Lost Roses by Martha Hall Kelly Blog Tour
“I’m not here to shame you, but to help you understand. To ask for your patience and a drop of the milk of humankindness. Yes, change is hard. Hearing Russian spoken at The Tavern may feel wrong to you, but for God’s sake rise above it, dear friends. Extend the same hand others gave your forebears…. Archie, people talked when your grandmother wore her Dutch cap to church each Sunday. Said she wasn’t trying hard enough to fit in. Priscilla, your father refused to speak a word of English, when he first came, only pointed his cane at what he wanted at Hildreth’s. Electra, you’re right, these Russian women are not our kind. They’re our salvation. For if we stick to just ‘our kind’ we’ll simply exist in this insular, petty world. A world that may be safe and predictable but with the life wrung out of it. Hang on to your grudges, if you must. Stoke your fear. Call in the authorities. But I will support these good people to my dying day, and if the police drag them out of here, I swear to the Almighty, they will have to take me, too.”

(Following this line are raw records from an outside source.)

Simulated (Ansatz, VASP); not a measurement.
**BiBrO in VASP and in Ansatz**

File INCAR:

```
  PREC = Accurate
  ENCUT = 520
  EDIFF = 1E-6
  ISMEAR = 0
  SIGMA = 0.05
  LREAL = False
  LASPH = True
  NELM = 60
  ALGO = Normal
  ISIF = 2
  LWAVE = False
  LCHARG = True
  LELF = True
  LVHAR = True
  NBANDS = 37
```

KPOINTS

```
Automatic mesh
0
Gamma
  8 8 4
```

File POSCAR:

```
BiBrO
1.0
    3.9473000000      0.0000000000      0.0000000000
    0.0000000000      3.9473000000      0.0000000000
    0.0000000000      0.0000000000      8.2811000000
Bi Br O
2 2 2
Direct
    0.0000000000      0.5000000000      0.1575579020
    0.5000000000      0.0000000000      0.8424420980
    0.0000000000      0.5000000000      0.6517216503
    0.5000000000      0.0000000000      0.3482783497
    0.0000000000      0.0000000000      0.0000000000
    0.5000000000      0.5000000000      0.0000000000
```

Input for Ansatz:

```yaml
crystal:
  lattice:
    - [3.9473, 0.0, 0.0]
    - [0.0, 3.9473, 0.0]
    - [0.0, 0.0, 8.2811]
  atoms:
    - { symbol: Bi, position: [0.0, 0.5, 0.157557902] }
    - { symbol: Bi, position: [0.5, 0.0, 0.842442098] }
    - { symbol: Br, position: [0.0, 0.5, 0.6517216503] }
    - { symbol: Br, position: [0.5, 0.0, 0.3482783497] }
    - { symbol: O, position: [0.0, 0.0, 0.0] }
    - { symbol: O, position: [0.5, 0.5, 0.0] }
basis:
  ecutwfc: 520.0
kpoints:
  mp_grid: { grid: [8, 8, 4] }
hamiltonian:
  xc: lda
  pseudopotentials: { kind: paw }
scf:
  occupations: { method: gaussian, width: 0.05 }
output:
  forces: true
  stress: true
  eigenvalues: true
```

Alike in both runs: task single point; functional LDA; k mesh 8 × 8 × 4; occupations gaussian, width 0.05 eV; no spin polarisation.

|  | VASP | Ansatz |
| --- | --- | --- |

I live for strong, female leads so I had very high hopes for Eliza Woolsey MItchell, one of the main characters in this novel. I have not read Kelly’s smash hit, The Lilac Girls, which I thought would work in my favor since this book has been described as the prequel to her successful debut. The Lost Roses follows the lives of three women - Eliza who lives in America, Sofya who is a Russian aristocrat and cousin to the Romanovs, and Varinka who is a Russian peasant struggling to make ends meet. When the Russian Revolution shows up on Sofya’s doorstep, a decision she makes will forever connect and impact the lives of all three women.
I am a huge fan of historical fiction and I have always been fascinated with the story of the Romanovs, so I appreciate the research that the author did to craft her story. Kelly’s writing is vivid and her descriptions of the towns, the despair of the people and the complete lack of compassion and reality displayed by the Russian elite was very well done. However, I had trouble connecting with the characters and the first half of the book moved very slowly. Things pick up when Varinka and Sofya make their escape to Paris, and I was very interested to see how both of their stories played out. If you enjoy period pieces with a heavy emphasis on historical setting, then this book is for you. Many thanks to Ballantine Books for providing me with a complimentary copy in exchange for my honest review. The Lost Roses releases on April 9th.